Your 2 year old daughter wakes you up yelling, "I'm Donald Duck! I'm Donald Duck!"
Over and over again.
And she is still sound asleep.
This is after you've already been woken by your husband's alarm clock and the neighbor's motorcycle.
Then your daughter, who is now awake, begins jumping up and down and yelling, "I want toast! I want toast!'
You don't even remember how she got into your bed.
And you and your husband keep saying, "OK, we'll get you some", but neither one of you is opening your eyes or getting out of bed.
You rush out of the house with a sink and counter full of dirty dishes. a couch full of clean but unfolded laundry and beds unmade.
Coming home to that won't be pleasant.
You sit in the dentist chair for 2.5 hours and have to use your relaxation techniques from labor and decide childbirth is far more enjoyable than dental work.
Upon arriving home, the children argue over which balloon they will get--the balloons the dentist gave to you and which you are sharing with them.
And you find yourself saying, "these are my balloons and I will pop them all and throw them in the trash if you don't stop fighting right now!"
And you think, "what am I saying to these people? Have I lost my mind?"
The day goes on and you talk in this voice that is calm but is actually the voice of a woman on the verge of insanity.
Calm, controlled, but one step away from turning into crazy yelling.
And you are quite certain that the neighbors are going to call CPS on you because the amount of screaming being done by 2 of the little darlings makes you want to call CPS so someone will just take the children away.
But then, cue the angel chorus, you look out the front door to see your husband arriving home early, well on time actually, for the first time in months.
And you raise your hands in the air in praise to the Lord and shout, " you have no idea how happy I am to see you right now!"
And he doesn't care that the rice is burned. He is just happy that you made him hummus. And he makes the kids sandwiches for dinner and says, "go take a shower, honey."

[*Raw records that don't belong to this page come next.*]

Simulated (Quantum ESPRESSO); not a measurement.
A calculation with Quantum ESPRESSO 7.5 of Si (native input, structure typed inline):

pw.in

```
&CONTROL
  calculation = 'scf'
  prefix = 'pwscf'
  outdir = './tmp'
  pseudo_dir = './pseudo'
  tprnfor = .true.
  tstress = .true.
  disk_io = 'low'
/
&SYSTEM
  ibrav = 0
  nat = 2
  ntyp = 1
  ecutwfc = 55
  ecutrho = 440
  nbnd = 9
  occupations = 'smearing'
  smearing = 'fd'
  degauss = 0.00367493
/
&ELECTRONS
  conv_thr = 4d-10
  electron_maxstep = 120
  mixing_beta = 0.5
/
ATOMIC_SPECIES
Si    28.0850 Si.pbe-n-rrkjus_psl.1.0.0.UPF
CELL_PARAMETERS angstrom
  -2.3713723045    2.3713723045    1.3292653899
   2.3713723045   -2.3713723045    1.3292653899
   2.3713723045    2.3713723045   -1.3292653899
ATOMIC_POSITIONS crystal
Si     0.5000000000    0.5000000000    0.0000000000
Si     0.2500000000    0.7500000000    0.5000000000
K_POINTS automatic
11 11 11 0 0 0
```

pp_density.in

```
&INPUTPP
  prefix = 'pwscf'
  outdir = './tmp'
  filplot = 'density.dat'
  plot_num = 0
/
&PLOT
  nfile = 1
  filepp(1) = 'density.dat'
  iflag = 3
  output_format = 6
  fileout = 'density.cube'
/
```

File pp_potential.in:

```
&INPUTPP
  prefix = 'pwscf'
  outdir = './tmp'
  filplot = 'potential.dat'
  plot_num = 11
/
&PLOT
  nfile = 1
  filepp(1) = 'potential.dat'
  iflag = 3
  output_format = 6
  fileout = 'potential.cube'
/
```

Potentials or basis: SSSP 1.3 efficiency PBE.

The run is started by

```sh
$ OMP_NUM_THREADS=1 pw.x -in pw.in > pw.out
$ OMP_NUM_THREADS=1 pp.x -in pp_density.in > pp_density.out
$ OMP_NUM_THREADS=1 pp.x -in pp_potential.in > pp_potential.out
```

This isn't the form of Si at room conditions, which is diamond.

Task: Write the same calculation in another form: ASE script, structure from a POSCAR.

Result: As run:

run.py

And he lets you escape for a couple hours and when you get home you sit in the kitchen and laugh about the day.
"All 3 kids were weeping at bedtime over different things," he tells you, "and then William dropped Baby Tiger in the toilet, after they all peed in there."
You laugh and laugh together because really, none of it is that bad.
At least not after bedtime.
Thank goodness we get to start over every morning!